Taking a stand that has attracted international attention, the German chancellor made clear in no uncertain terms that she will actively support — and even campaign for — Sarkozy. As Der Spiegel reports, Merkel’s own Christlich Demokratische Union is working behind the scenes in concert with Sarkozy’s own Union pour un Mouvement Populaire.
Although Merkel’s vigorous support is of a degree virtually unheard of in cross-border politicking, it has become increasingly common for EU politics to overwhelm national politics. As Silvio Berlusconi of Italy and George Papandreou of Greece will attest, Merkel watched as both elected governments fell last autumn, only to be replaced by unelected, technocratic (and budget-cutting) government more in line with Berlin.

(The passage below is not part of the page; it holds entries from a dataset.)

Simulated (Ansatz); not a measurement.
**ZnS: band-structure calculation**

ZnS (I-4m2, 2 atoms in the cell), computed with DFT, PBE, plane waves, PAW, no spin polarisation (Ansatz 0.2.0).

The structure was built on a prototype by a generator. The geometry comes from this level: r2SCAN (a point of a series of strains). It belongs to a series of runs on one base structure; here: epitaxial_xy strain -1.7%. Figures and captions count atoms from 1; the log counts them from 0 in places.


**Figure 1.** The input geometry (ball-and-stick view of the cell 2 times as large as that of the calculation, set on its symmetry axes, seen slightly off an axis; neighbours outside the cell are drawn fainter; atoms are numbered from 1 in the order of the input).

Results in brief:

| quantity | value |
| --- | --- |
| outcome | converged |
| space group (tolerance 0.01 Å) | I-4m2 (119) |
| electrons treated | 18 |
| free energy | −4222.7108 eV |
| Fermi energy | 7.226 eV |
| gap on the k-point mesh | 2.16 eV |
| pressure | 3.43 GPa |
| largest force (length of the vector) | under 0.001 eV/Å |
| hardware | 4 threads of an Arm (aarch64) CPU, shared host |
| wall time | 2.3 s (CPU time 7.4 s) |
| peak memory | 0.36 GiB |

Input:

Although Le Monde stated that “Germany has never been at the heart of Europe,” Germany has, alongside France, always been the twin engine of European integration since the 1950s. With the reunification of Germany in 1990, the adoption of the single currency pursuant to the Maastricht Treaty in 1992, and the eastern expansion of the EU in 2004, Germany has, in its own way, become even more the heart of Europe than France itself. Germany’s central bankers have been uniquely influential in the development of the euro and the European Central Bank’s monetary policy, and that trend that has only strengthened since the 2008 financial crisis and the sovereign debt crisis within the EU that has dominated EU policy since 2010.
Further still are the risks to France and to Europe following the election. Merkel, who fears that Hollande’s election would endanger Franco-German unity at a time when that unity has never been more vital to the future of the EU and to the single currency’s viability, risks making Franco-German unity more difficult in the event of a Hollande win — a win that seems incredibly likely just 80 days out from the election.
During the campaign, Hollande has argued for the renegotiation of the fiscal treaty on budget austerity, called for expansionary spending to boost French growth, and indicated he would support the creation of euro bonds and a Europe-wide fiscal transactions tax. All of these campaign pledges firmly place Hollande at odds with Merkel. By no means, however, is Hollande a wild-eyed radical — he’s firmly in the center-left and far more market-oriented than his interparty rival for the nomination, Martine Aubry, would have been. Furthermore, it is certainly true that if, as polls indicate, Hollande defeats Sarkozy in the second round, Merkel’s hostility to Hollande — she hasn’t yet said whether she’ll even meet with him prior to the election — will exacerbate any Merkel-Hollande relationship, thereby causing even more anxiety among banks and investors.
As such, Merkel’s active support also brings risks outside of France’s borders. Her active campaigning could transform the French presidential election into a de facto referendum on the European Union, almost seven years after French voters rejected the EU constitution in 2005’s constitutional referendum by a 54.7%-45.3% margin. That vote, which gave momentum to the successful “no” campaign in the similar Dutch constitution referendum just three days later, upended years of progress on the EU constitution.
It is surmised that French voters wanted to register their complaints with the ennui of the Chirac administration in the 2005 EU referendum, but Merkel risks elevating the 2012 French presidential contest into an opportunity for French voters to register their complaints with the EU. Certainly, it would be a safe bet that French voters are less than enthusiastic today about the EU today than in 2005, with monetary union now in jeopardy and the EU’s southern periphery on the verge of financial collapse.
None of this is likely to make bondholders feel any more secure about the ability of the EU to chart a consistent course for the future.
All of which should make Hollande’s planned visit to London next month even more fraught.